Nuon Chea’s defence lawyer, Victor Koppe, sought to unravel the details of an alleged plot to topple Pol Pot yesterday, questioning a witness about the names of soldiers and their strategies for overthrowing the Khmer Rouge leader.
Internal strife within the Khmer Rouge has been the foundation of Nuon Chea’s defence, which argues that numerous competing factions committed a range of atrocities without the endorsement of their top leadership. Chea and his co-defendant Khieu Samphan are both on trial for various crimes against humanity attributed to the regime they helped lead.
Taking the stand yesterday was witness 2TCW-1037, who began working for the Northwest Zone’s economics and logistics division in 1973, eventually rising to the position of deputy chief attached to Division 2.
“You said you obtained information that both divisions had planned to fight back against Pol Pot. Do you have any concrete details as to what these two divisions were supposed to be doing against Pol Pot?” Koppe asked the witness.
“Their plans were not materialised yet; they did not have a clear network or structure to materialise the plan, and when their plan was found out, they were purged continuously,” the witness responded.
The witness said he was unable to recall the names of the people who told him about the coup plot, but claimed that many had said the plans were the reason some of the regime’s top leadership were purged post-1977.
He also revealed that a colleague named Ta Soun told him that Ta Vanh, the chief of military staff in the Northwest Zone until his arrest in 1977, had illegally created and armed his own military force.
“Do you recall details? What did Soun tell you about what Vanh had done exactly?” Koppe pressed. “Did he give you the location of weapons being hidden?”

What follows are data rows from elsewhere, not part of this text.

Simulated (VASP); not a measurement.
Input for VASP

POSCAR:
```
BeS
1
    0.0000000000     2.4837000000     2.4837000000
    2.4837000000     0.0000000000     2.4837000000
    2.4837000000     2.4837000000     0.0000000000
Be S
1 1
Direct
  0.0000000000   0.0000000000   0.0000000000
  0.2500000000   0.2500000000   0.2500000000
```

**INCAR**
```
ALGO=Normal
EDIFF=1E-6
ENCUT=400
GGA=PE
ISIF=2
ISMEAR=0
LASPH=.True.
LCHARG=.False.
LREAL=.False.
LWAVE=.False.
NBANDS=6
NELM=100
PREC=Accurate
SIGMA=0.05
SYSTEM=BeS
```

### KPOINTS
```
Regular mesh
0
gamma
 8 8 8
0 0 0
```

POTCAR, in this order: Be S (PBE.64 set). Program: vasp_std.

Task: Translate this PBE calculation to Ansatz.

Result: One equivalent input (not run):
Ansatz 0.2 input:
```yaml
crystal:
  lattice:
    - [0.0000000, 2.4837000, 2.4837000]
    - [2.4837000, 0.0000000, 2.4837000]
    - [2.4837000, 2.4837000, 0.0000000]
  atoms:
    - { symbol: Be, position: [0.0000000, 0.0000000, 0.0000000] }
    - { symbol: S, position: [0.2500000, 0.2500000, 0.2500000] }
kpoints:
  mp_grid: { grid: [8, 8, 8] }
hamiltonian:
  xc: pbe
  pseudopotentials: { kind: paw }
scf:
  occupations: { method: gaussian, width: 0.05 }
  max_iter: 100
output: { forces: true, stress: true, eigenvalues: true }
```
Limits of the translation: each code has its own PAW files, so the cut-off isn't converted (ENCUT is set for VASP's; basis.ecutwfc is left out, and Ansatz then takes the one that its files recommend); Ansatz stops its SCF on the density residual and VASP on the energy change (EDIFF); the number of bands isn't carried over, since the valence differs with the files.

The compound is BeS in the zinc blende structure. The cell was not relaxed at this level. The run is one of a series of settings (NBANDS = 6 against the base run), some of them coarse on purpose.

But the witness was unable to provide further details about the plan or who was behind it, adding only that another colleague, Ta Keu, had warned him to be mindful of the fluctuating political climate.
“The Northwest people were arresting their own people, and then the Southwest people began arresting the Northwest people,” the witness said.
He did, however, testify to seeing Ta Nhim and Sao Pim, two of the Khmer Rouge leaders alleged to have turned against Pol Pot and Nuon Chea, travelling together by boat on the Tonle Sap river.